China Daily, August 10, 2011 Adjust font size:

 

Textile workers from Jifa Group in Qingdao, Shandong Province, submit donations for Yingjiang County in Yunnan Province after an earthquake in March. The money was to be distributed through the Red Cross Society of China. [China Daily]



 

One of two health centers for women and children built in earthquake-stricken Yushu, Qinghai Province, with the aid of the Red Cross Society. [Xinhua]



A few days after the 8.0-magnitude Wenchuan earthquake struck in May 2008, Li Wenyu donated money to the Red Cross Society of China. She expected her donation would help relieve the suffering of victims, help them overcome perhaps the hardest time of their lives.

She asked for a receipt and later found a record of the donation on her online bank account. The Red Cross never told her how the money was spent, she said, but she trusted the largest emergency aid foundation in China - until late June.

A woman calling herself "Guo Meimei Baby" claimed on her micro blog to be the "commercial general manager" of the Red Cross, boasted of her fortune and posted pictures of her Hermes handbags and white Maserati. The photos plunged the Red Cross into a credibility crisis over its use of donations.

"Guo" later admitted that she had made it all up, but the damage was done. The Red Cross could only disavow any association with her; it did not provide accounting data as evidence.

"I felt like I had been cheated," said Li, 36 and a software engineer. "The scandal changed my attitude toward public foundations. Next time I will choose more transparent organizations in Hong Kong and Taiwan or send the money directly to the target recipients."

To pacify the angry public, the Red Cross rushed a donation information platform onto its website on July 31, but various mistakes drew harsh criticism.

For example, Web users found that two health centers for women and children built in earthquake-stricken Yushu, Qinghai Province received equal allocations of donations, although one was five times larger than the other. The Red Cross Society of Qinghai apologized, blaming a staff worker for sending wrong data to the Red Cross Society of China without having it examined by the supervisor.

"The platform is an important step toward transparency, which the Red Cross promoted. It is still in a trial period and will probably come up with more problems," the national society said in a written statement sent to China Daily.

"We will collect complaints and suggestions from all sides, take the rational part of the opinions, and make improvements to better satisfy the information-searching demands of our donors."

The public didn't buy it. Li did not even bother to go to the platform to check where her money went, after she had learned that only those who donated at least 100,000 yuan (US$15,550) could find their names.

'Please give us time'

"How could the Red Cross set such a bar for searching individual donations? About 95 percent of the donations are below 100,000 yuan," said Cheng Gang, president of the China Foundation Center.

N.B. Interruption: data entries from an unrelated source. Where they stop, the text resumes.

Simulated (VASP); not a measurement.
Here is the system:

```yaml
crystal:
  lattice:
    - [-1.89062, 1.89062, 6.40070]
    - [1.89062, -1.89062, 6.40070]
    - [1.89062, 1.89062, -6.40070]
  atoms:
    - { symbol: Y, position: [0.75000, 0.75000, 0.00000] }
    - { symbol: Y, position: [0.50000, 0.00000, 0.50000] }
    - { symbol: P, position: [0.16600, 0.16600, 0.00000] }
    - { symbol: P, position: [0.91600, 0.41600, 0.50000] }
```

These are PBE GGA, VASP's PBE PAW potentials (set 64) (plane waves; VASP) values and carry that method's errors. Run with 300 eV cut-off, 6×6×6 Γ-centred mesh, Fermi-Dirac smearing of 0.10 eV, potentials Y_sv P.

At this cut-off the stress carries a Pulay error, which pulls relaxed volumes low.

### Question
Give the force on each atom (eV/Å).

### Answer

He also criticized the society for offering too little information about how donations are spent.

"Now people can look on the platform for how much a person donated and when, but what's the meaning of it? The public cares most about to which projects their money has gone, what the details of the projects are, and whether their benefits have been evaluated."

To similar challenges brought by other experts, the society responded in its statement, "We will expand the scope of inquiries, make the items of inquiry more specific, and keep the public truly informed about how their money is spent and about the latest progress of our projects. During the process, please give us more time."

Cheng suggested that the Red Cross set a timetable and tell the public clearly what progress to expect each month. Statistics on the platform also need to be updated daily.

"The society should adopt a more open and tolerant attitude by inviting all capable organizations, such as the Big Four accounting firms and large international IT companies, to join the information-releasing project and find a solution together," he said. "In this way, the society still has a chance to rebuild its credibility."

Big picture, details

In China, public foundations and other charities have long been criticized as murky. Nine out of 10 people are unsatisfied with their information disclosure, according to a survey conducted by the China Charity & Donation Information Center. The survey collected responses from 988 people and 65 charity organizations.

"More than half of the respondents donate on a regular basis, but 90 percent said they have never heard any feedback from the charity organizations," reads the report, dated December 2010.

About 79 percent of donors want to know the organization's operational activities, and 73 percent want financial information. The public has a strong interest in getting a more complete picture of charities, the report concluded. They also want to know how donations are used and what results have been achieved.

"Today's charity industry is like the country's market economy in the 1990s. Practitioners are testing each step before taking it, and therefore imperfection exists," said Liu Youping, deputy director of the center.

Liu emphasized the costs and technology required for information disclosure. For example, the donations made to the Red Cross after the Wenchuan earthquake required 3 million data entries, and the Yushu earthquake donations more than 300,000.

"Information disclosure is an easy job for an organization with dozens of data entries, but it becomes quite complicated for one with millions of them."